Exhibit 5.8 Characteristics of the Classic Superdeal from the Investor's Perspective


Mission


• Bring scale to a highly profitable company that can become the industry-dominant, market-leading company


• Go public or merge within four to seven years at a high price/earnings (P/E) multiple or sell to a larger company at a high P/E


• Complete management team


• Led by industry "superstar"


• Possess proven entrepreneurial, general management, and P&L experience in the business


• Have leading innovator or technologies/marketing head


• Possess complementary and compatible skills


• Have unusual tenacity, imagination, and commitment


• Possess reputation for high integrity


Proprietary Product or Service


• Has significant competitive lead and "unfair" and sustainable or defensible advantages


• Has product or service with high value-added properties resulting in early payback to user


• Has or can gain exclusive contractual or legal rights


• Large, robust, and sustainable business model


• Will accommodate a $100 million entrant in five years


• Has sales currently at $200 million, or more, and growing at more than 25 percent per year


• Has no dominant competitor now


• Has clearly identified customers and distribution channels


• Possesses forgiving and rewarding economics, such as:


- gross margins of 40-50 percent, or more


- 10 percent or more profit after tax


- early positive cash flow and break-even sales


Deal Valuation and ROR


• Has "digestible" first-round capital requirements (i.e., greater than $1 million and less than $1 0 million)

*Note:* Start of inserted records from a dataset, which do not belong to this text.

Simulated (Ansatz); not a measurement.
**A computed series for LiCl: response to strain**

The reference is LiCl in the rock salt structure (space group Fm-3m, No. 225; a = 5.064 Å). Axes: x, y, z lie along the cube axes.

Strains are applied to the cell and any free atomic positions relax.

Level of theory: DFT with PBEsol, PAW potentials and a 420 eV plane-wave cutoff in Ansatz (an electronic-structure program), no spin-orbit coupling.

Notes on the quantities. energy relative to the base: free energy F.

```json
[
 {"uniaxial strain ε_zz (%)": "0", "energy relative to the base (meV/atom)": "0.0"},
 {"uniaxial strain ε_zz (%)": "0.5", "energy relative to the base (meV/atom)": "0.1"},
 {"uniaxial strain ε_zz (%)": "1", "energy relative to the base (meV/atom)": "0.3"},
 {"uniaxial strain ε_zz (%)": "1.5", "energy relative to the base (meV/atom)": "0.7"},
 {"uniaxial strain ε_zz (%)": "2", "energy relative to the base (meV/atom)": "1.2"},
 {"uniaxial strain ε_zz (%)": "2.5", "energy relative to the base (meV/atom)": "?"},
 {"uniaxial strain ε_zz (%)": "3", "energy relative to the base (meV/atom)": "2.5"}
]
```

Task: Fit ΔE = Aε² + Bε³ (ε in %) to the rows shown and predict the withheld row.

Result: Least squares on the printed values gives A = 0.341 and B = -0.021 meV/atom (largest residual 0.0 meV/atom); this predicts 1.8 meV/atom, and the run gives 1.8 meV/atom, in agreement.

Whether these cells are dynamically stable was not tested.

• Able to return ten times original investment in five years at P/E of fifteen times or more


• Has possibility of additional rounds of financing at substantial markup


• Has antidilution and IPO subscription rights and other identifiable harvest/liquidity options


What to Look For. You are well advised to screen prospective investors to determine their appetites for the growth stage, industry, technology, and capital requirements proposed. The Pricewaterhouse-Coopers MoneyTree Survey is particularly useful in that it allows you to sort venture capital funds by region and industry focus, with links to the funds' home pages. Most of the firms give explicit definitions of what types of deals they are interested in, as well as an overview of other companies in which they have invested. Thus, you can identify venture capital firms that might provide value-added benefits (e.g., the fund may have invested in some potential suppliers or customers, meaning they can network you to these important firms).


Studying the venture capital firm's website can help you answer a number of questions - for example, do they have money to invest, are they actively seeking deals, and do they have the time and people to inves­tigate new deals? Depending on its size and investment strategy, a fund that is a year or two old will generally be in an active investing mode.


Growth-minded entrepreneurs need to seek investors who (1) are considering new financing proposals and can provide the required level of capital; (2) are interested in companies at the particular stage of growth; (3) understand and have a preference for investments in the particular industry (i.e., market, product, technology, or service focus); (4) can provide good business advice, moral support, and contacts in the business and financial community; (5) are reputable, fair, and ethical and with whom the small business owner gets along; and (6) have success­ful track records of ten years or more of advising and building smaller companies into larger ones.14


You can expect a number of value-added services from an investor. Ideally, the investor should define his or her role as a coach - thoroughly involved, but not a player. In terms of support, investors should have both patience and bravery. You should be able to go to the investor when you need a sounding board, counseling, or an objective, detached per­spective. Investors should be helpful with future negotiations, financ­ing, and private and public offerings, as well as in relationship building with key contacts.


Warning Signs. There are also some things to be wary of in finding investors. These warning signs are worth avoiding unless an entrepre­neur is so desperate that he or she has no real alternatives:


Attitude. If you cannot get through to a general partner in an investment firm and keep getting handed off to a junior associate, or if the investor thinks he or she can run the business better than you or your management team, you will probably want to look elsewhere.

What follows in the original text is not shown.